[12] This fact is analogous to our common experience of being awaked by a loud noise and then hearing it after we awake; yet the explanation is not the same.
Again, the same phenomenon to an equally marked degree attended the sound of her breathing. It is well enough known that the smallest functional bodily changes induce changes in both the rapidity and the quality of the respiration. In sleep the muscles of inhalation and exhalation are relaxed, inhalation becomes long and deep, exhalation short and exhaustive, and the rhythmic intervals of respiration much lengthened. Now degrees of relative wakefulness are indicated with surprising delicacy by the slight respiration sounds given forth by the sleeper. Professional nurses learn to interpret these indications with great skill. This exaltation of hearing became very pronounced in my operations with the child. After some experience the peculiar breathing of advancing or actual wakefulness in her was sufficient to wake me. And when awake myself the change in the infant's respiration sounds to those indicative of oncoming sleep was sufficient to suggest or bring on sleep in myself. In the dark, also, the general character of her breathing sounds was interpreted with great accuracy in terms of her varied needs, her comfort or discomfort, etc. The same kind of suggestion from the respiration sounds now troubles me whenever one of the children is sleeping within hearing distance.[13]
[13] This is an unpleasant result which is confirmed by professional infants' nurses. They complain of loss of sleep when off duty. Mrs. James Murray, an infants' nurse in Toronto, informs me that she finds it impossible to sleep when she has no infant in hearing distance, and for that reason she never asks for a vacation. Her normal sleep has evidently come to depend upon continuous soporific suggestions from a child. In another point, also, her experience confirms my observations, viz., the child's movements, preliminary to waking, awake her, when no other movements of the child do so—the consequence being that she is ready for the infant when it gets fully awake and cries out.
The reactions in movement upon these suggestions are very marked and appropriate, in customary or habitual lines, although the stimulations are quite subconscious. The clearest illustrations in this body of my experiences were afforded by my responses in crude songs to the infant's waking movements and breathing sounds. I have often waked myself by myself singing one of two nursery rhymes, which by endless repetition night after night had become so habitual as to follow in an automatic way upon the stimulus from the child. It is certainly astonishing that among the things which one may get to do automatically, we should find singing; but writers on the subject have claimed that the function of musical or semi-musical expression may be reflex.

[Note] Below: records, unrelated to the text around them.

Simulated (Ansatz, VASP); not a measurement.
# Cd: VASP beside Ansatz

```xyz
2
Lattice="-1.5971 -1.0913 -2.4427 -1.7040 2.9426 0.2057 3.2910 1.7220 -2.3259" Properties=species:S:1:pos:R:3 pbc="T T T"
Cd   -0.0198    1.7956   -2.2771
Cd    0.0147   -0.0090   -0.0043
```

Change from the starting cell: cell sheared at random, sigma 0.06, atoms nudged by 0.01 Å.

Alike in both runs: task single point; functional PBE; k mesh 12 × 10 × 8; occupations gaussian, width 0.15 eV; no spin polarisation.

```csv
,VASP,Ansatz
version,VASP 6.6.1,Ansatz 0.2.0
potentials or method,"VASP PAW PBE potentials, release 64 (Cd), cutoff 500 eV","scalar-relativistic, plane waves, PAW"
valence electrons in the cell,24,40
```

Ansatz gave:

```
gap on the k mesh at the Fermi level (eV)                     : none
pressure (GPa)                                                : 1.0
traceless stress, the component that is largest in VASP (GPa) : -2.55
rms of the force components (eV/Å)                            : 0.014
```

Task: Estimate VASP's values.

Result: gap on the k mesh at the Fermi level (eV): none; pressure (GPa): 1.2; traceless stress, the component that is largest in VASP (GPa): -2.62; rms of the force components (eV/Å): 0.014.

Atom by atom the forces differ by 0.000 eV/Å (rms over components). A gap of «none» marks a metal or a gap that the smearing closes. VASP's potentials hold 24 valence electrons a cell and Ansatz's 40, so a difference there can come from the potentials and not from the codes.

The principle of subconscious suggestion, of which these simple facts are less important illustrations, has very interesting applications in the higher reaches of social, moral, and educational theory.
Inhibitory Suggestion.—An interesting class of phenomena which figure perhaps at all the levels of nervous action now described, may be known as Inhibitory Suggestions. The phrase, in its broadest use, refers to all cases in which the suggesting stimulus tends to suppress, check, or inhibit movement. We find this in certain cases just as strongly marked as the positive movement—bringing kind of suggestion. The facts may be put under certain heads which follow.
Pain Suggestion.—Of course, the fact that pain inhibits movement occurs at once to the reader. So far as this is general, and is a native inherited thing, it is organic, and so falls under the head of Physiological Suggestion of a negative sort. The child shows contracting movements, crying movements, starting and jumping movements, shortly after birth, and so plainly that we need not hesitate to say that these pain responses belong purely to his nervous system; and that, in general, they are inhibitory and contrary to those other native reactions which indicate pleasure.
The influence of pain extends everywhere through mental development, however. Its general effect is to dampen down or suppress the function which brings the pain; and in this its action is just the contrary to that of pleasure, which furthers the pleasurable function.
Control Suggestion.—This covers all cases which show any kind of restraint set upon the movements of the body short of that which comes from voluntary intention. The infant brings the movements of his legs, arms, head, etc., gradually into some sort of order and system. It is accomplished by a system of organic checks and counter-checks, by which associations are formed between muscular sensations on the one hand and certain other sensations, as of sight, touch, hearing, etc., on the other hand. The latter serve as suggestions to the performance of these movements, and these alone. The infant learns to balance his head and trunk, to direct his hands, to grasp with thumb opposite the four fingers—all largely by such control suggestions, aided, of course, by his native reflexes.